Apple's Cheap Shot Bodes Ill for Company

Posted on 15:06 by Unknown

The craziest part is that Apple actually thinks the iPad makes a better ereader than Amazon's Kindle!

Like many of you, I've been following the antitrust case against Apple regarding price fixing in the ebook market. The government says the big New York publishers in cahoots with Apple decided to attack Amazon and its low prices for electronically delivered Kindle books.

Apple believed Amazon's low prices were part of its ploy to sell more Kindles. As far as Apple was concerned, this was hurting the iPad, which has its own store and cannot afford to sell books as cheap as Amazon.

So Apple got together with the grousing New York publishers who conspicuously hate Amazon because Amazon uses every sort of trick to screw the publishers out of a few pennies here and there. In fact, Amazon has decimated the model used for selling books that publishers rely on.
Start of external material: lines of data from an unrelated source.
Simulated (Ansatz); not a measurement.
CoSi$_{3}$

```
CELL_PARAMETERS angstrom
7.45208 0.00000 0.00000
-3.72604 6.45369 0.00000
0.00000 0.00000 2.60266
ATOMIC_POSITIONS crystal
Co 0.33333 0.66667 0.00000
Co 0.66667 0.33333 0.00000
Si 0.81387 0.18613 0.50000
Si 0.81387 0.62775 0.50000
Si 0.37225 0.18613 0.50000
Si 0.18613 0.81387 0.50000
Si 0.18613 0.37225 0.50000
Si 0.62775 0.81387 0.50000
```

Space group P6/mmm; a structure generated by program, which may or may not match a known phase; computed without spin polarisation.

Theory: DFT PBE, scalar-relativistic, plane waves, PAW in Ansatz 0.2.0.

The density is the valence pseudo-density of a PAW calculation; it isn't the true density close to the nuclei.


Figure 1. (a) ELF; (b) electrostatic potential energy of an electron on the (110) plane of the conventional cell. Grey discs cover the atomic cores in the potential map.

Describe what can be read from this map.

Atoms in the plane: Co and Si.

So Apple, apparently unaware of price-fixing regulations, bumbled along this route and got caught. Most of the publishers involved in the scandal opted out and settled with the government.

The case has wrapped up and a verdict will come out within the next month or two. Much of the case will center on whether or not Amazon itself adopted the entire conspiracy pricing because it wanted to or it was forced to.

A CNET article ran the following back and forth between Apple's attorney, Orin Synder, and the government man, Mark Ryan:

"Amazon made the exact same, intelligent business decision to move to agency as Apple and Barnes & Noble," Snyder said. "They recognized that without all titles on their inferior e-reading device ... it would be a disaster, and its 90 percent share would plummet."

However, the Justice Department disputed Apple's characterization of Amazon's shift, saying that every Amazon executive and publishing industry witness testified that Amazon resisted changing deal terms.

"I think 'ultimatum' is the right word, not 'choice,'" Ryan said.

Well, I did not fully realize that Apple actually thinks that the Kindle is inferior and the sole reason Amazon was low-balling everyone was to maintain market share. The way I see this, Snyder believes that, all things being equal, people would flock to the iPad and dump the "inferior reading device" (aka the Kindle).

Is this guy nuts? Nobody who uses an ereader of any sort would ever say this. The Kindle is far superior as a reading device to the iPad. It's easier on the eyes. The power lasts forever. It's ultra-portable. And yes, the iPad is a better tablet and computer, but that's not the point.

Ninety percent of all sales of ebooks run through Kindle Avenue. Everyone in the publishing business knows this. If Apple thinks otherwise, it is insane. Book writers target the Kindle. The iPad is like foreign rights to an author or publishing company, a little extra spending money to bet on football. It's a joke.

There is no other reason for the curious insult to the Kindle here. Maybe if Apple folks and lawyers actually used a Kindle they'd understand what it is all about.